Some Criticism is Valid, Some Ignores the Time Dimension

At Thornburg Investment Management, we think both sides of the intensifying debate are on solid ground when it comes to fiduciary responsibility and ESG issues. But what is most often lost in the conversation is the time-dimension of the problem. We agree that the need for an energy transition is urgent but quantifying its cost, value, and efficacy is exactly what capital markets are being asked to solve. Going back to our conversations around the water cooler, the answer can’t be as simple as to buy an EV today – it has to consider the state of your current vehicle, its costs, its useful life, interest rates, gas prices, electricity prices, and many other factors. To cut to the chase – the sunk cost of your existing vehicle might make maintaining it in lieu of a new purchase a much better value. In sustainability terms the emissions from building your existing asset are already out there, and while that doesn’t make them good, it does make them better than the yet-unrealized emissions embodied in the production of your new vehicle.

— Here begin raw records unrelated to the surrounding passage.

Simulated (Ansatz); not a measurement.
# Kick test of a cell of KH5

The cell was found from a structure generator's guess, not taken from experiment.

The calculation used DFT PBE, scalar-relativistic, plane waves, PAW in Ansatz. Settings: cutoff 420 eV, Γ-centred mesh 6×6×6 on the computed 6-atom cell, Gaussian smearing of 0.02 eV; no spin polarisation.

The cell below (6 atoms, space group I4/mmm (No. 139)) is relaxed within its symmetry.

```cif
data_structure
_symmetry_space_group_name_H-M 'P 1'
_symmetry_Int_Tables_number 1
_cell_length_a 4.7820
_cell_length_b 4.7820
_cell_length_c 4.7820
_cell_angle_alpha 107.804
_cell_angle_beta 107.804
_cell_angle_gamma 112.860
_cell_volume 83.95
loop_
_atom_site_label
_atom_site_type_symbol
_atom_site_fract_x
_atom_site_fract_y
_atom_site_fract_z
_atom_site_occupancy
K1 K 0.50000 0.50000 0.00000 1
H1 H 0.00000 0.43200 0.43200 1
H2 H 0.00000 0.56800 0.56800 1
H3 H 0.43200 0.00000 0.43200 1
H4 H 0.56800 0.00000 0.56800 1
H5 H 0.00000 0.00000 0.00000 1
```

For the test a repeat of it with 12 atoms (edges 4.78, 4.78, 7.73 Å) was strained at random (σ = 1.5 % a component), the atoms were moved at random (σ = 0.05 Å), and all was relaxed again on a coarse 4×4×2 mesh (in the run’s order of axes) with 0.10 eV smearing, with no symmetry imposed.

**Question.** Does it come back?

Let’s dig deeper into this issue of production, operation, and embodied carbon. We see, for example, that EV production is highly polluting and environmentally destructive, in many cases even considerably more so than a new Internal Combustion Engine vehicle. This is largely due to the battery pack, whose origin itself is subject to a myriad of sustainability challenges – from the nature of materials extraction (think Cobalt in the Democratic Republic of the Congo) to chemical processing and its energy intensity (think about the energy required to process copper ore, which is less than 1% copper). The sustainable argument is that this EV makes up for this problem by emitting nothing from operations – but, and we don’t need to explore that here, that’s heavily dependent on where you live, where you charge, and what the power generation mix is. Even in California nearly two-thirds of its electric power generation comes from non-renewables, and it’s higher than that when its sclerotic grid is under pressure.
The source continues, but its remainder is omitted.